Guys, it's happening. Not only is lockdown easing this weekend, it's a bloody bank holiday weekend. That means one thing and one thing only: every single person and their dog is about get absolutely smashed.
Honestly, we're quite scared. Does anyone remember how bad the hangovers were coming out of lockdown one? I, personally, vomited like a 16-year-old that's never seen alcohol before for about two days. TMI but, necessary. Because this time around, we're getting it right.

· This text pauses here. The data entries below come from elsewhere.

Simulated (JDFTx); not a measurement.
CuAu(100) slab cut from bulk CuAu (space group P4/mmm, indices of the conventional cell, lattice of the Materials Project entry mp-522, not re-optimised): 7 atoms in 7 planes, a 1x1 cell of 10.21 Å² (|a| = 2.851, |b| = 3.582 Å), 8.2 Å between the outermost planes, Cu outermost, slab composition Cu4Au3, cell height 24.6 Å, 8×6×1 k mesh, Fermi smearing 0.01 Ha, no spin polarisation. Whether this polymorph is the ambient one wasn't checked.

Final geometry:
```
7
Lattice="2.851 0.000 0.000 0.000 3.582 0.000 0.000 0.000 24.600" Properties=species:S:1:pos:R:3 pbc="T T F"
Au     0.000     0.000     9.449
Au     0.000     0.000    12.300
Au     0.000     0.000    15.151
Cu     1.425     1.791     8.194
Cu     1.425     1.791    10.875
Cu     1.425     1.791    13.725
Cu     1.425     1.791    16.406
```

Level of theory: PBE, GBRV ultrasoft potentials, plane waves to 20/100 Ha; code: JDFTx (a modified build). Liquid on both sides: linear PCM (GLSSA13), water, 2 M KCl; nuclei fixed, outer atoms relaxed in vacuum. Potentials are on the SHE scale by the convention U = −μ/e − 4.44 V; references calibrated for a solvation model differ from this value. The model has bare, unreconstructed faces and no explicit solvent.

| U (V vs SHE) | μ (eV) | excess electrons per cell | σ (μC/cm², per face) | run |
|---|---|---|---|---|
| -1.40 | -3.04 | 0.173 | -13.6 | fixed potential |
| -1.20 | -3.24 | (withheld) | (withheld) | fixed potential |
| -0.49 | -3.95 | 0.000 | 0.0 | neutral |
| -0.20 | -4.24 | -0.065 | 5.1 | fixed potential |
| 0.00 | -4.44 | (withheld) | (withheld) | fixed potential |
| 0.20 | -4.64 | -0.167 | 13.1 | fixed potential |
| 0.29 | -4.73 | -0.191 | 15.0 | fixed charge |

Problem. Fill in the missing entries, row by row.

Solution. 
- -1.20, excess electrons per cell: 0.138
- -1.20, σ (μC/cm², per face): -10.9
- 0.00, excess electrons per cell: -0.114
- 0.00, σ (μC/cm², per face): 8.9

Two lockdowns and a whole lot of self-sabotage later, we dread to think the absolute states we'll be getting in this weekend and frankly, we need to prepare wisely. So, we went through the archives and pulled out some of the best, and wildest, hangover cures our past and present writers have ever tried and tested.
Be prepared, some of them might just make you throw up - but like, better out than in, right?
Take a scroll, write some notes, arm yourself, here are the best hangover cures you're absolutely going to need this weekend...
The Foodie Way
Sophie likes to tackle hangovers with food. 'Chicken flavour super noodles (or any other ramen noodle in a square pack) cooked as per the packet instructions but with a bit of crunchy peanut butter and soy sauce and sriracha sauce put in,' she suggests. 'Sometimes I step it up and put in rice wine vinegar and chillies and maybe some mushrooms and greens but mostly It’s noodles and peanut butter. It coagulates into a ball then you eat it.'
The Conventional Route
Anna sticks to tried and tested methods. 'My foolproof method is to start the day by taking two ibuprofen, which is an anti-inflammatory so soothes a headache way better than paracetamol,' she explains. 'I wash this down with pint of water, full fat coke & coconut water ...sorry, but it works!'.
Supermarket Sweep
According Chemmie, Sainsbury's is the way forward. 'Thanks to my uni days and the allure of Sainsbury's Local just across the road, their meal deal became my hangover go-to,' she says. 'Ham hock sandwich, full fat Coke and Sensations Thai Sweet Chilli is your (my) man.'
Get Zesty
Jess swears by self-loathing and showers. 'I roll around in bed reading Twitter until I become so disgusted by how late in the day it is that I’m forced to get up and get in the shower,' she explains. 'Original Source lemon shower gel erases any of those gross memories of kebabs or fags and turning the temperature right down at the end gives you the shock/self-loathing punishment you need to go about the rest of your day.'
Fishy Business
Natalia swears by nostalgia telly and erm, fish. 'I watch back to back Friends and OC episodes. I like to eat tuna out of a tin when doing so,' she states. We'll reserve judgement for that one.
Hair Of The Dog
Stevie goes in hard. 'Cheese, egg and bread based things throughout the day are essential; paninis, sandwiches, the lot,' she advises. 'Then at about 4PM, a large glass of white wine mixed with soda water should sort you right out.'
The Classy Cure
Lena keeps things upmarket. 'At risk of sounding like a bit of a posh twat but San Pellegrino sparkling water is a winner,' she says. 'Scientifically it has the highest concentration of salt and thus is most satisfying on a hangover. And have now persuaded myself it's the only thing that works to justify the spend over normal soda water. In real dire times a 'Red Ambulance' aka full fat coke is bought instead.'
Read More:
That Wine Hangover From A Just Few Innocent Glasses Might Not Be Your Fault
This article originally appeared on The Debrief.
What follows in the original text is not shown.